Chocolate: What is the Love Connection?

Chocolate. Dark, white, milk. Pralines, truffles or nugget. No matter what its form, its creamy dark goodness is virtually synonymous with Valentine’s Day. Packaged vd-chocup in that shiny red, heart-shaped box, it all but screams, “I love you.”

Come February, chocolate sales boom. But when did chocolate become the penultimate Valentine’s Day gift? And how did cocoa beans grow into the symbol of love?

The cocoa connection dates back to ancient history. In fact, chocolate has been around almost as long as man. In 1500 BC, the Olmec Indians grew the first cocoa beans as a domestic crop. At the beginning of the Common Era, Mayan elders began enjoying a drink made from ground cocoa beans – a tradition that continued among society elite well into the 18th century.

During the Middle Ages, Spaniards added cane sugar and other flavorings to sweeten their cocoa drinks. And then in the late 1600s, chocolate emporiums opened across Europe, serving up the first solid versions – baking cocoa in cakes and eventually mixing it into candies as well.

All the while, chocolate was gaining popularity not only for its decadence, but also for its reputed aphrodisiac properties. Today, we know that chocolate contains phenylethylamine, a naturally occurring amino-acid – the same one that we humans release when we are falling in love. Chocolate also contains tryptophan, a building block of serotonin, which is one of the brain chemicals involved in sexual arousal. No wonder eating chocolate feels so good. And with researchers now touting the heart-healthy benefits of eating dark chocolate, what’s not to love?

But even before modern science, chocolate enthusiasts have been clued in to the good feelings that come from eating (or imbibing) cocoa beans. The Aztec emperor Montezuma was said to have drank copious amounts of the ground beans to increase his sexual prowess. And during Mesoamerican marriage ceremonies, the couple is said to have shared a ritual cup of cocoa, believing that it would increase their luck in love.
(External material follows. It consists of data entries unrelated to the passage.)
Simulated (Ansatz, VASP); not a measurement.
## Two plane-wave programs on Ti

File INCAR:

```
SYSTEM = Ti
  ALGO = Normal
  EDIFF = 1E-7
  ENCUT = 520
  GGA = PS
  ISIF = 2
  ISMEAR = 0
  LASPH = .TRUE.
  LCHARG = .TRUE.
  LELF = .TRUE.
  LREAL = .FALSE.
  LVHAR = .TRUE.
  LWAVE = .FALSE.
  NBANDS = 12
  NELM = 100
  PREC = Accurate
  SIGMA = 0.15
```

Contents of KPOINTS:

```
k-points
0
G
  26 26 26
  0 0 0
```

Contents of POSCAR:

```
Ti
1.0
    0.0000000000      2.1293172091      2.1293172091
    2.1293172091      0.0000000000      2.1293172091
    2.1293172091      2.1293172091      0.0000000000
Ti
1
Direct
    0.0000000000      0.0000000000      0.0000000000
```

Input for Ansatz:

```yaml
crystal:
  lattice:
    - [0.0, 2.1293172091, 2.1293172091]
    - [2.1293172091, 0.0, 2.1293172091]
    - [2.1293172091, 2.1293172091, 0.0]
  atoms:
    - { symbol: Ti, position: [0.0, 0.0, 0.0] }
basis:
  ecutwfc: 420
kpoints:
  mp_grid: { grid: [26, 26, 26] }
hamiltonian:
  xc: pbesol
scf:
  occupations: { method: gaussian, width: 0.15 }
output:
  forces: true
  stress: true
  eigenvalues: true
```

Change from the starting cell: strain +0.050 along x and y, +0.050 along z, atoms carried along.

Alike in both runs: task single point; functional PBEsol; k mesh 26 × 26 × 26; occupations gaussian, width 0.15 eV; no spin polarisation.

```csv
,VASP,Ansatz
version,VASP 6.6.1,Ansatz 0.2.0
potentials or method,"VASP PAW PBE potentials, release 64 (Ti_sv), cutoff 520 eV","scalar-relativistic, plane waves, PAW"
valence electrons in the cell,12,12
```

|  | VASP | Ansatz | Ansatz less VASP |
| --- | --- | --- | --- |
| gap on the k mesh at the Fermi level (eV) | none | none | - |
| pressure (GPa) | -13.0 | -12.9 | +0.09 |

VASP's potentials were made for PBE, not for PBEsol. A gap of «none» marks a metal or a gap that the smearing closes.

It should be no surprise, then, that chocolate has become – or rather, remained – an edible symbol of love. Nor is it too surprising that chocolate makers have capitalized on this natural association.

The first to seize the opportunity was Richard Cardbury – the famous British chocolatier – who, in the 1860s, designed and sold the first heart-shaped box of chocolate candy. Just in time for Valentine’s Day. Four decades later, the American chocolate maker Whitman upped the heart-shaped box ante with a brilliant improvement: a map inside the lid describing the filling in each piece.

The introduction of that first Cadbury heart-shaped box has catapulted a 150-year tradition of sharing chocolate with your sweetheart on Valentine’s Day. With more than 35 million boxes of chocolate are sold each year, simple chocolate goodness has become the ultimate gift of love.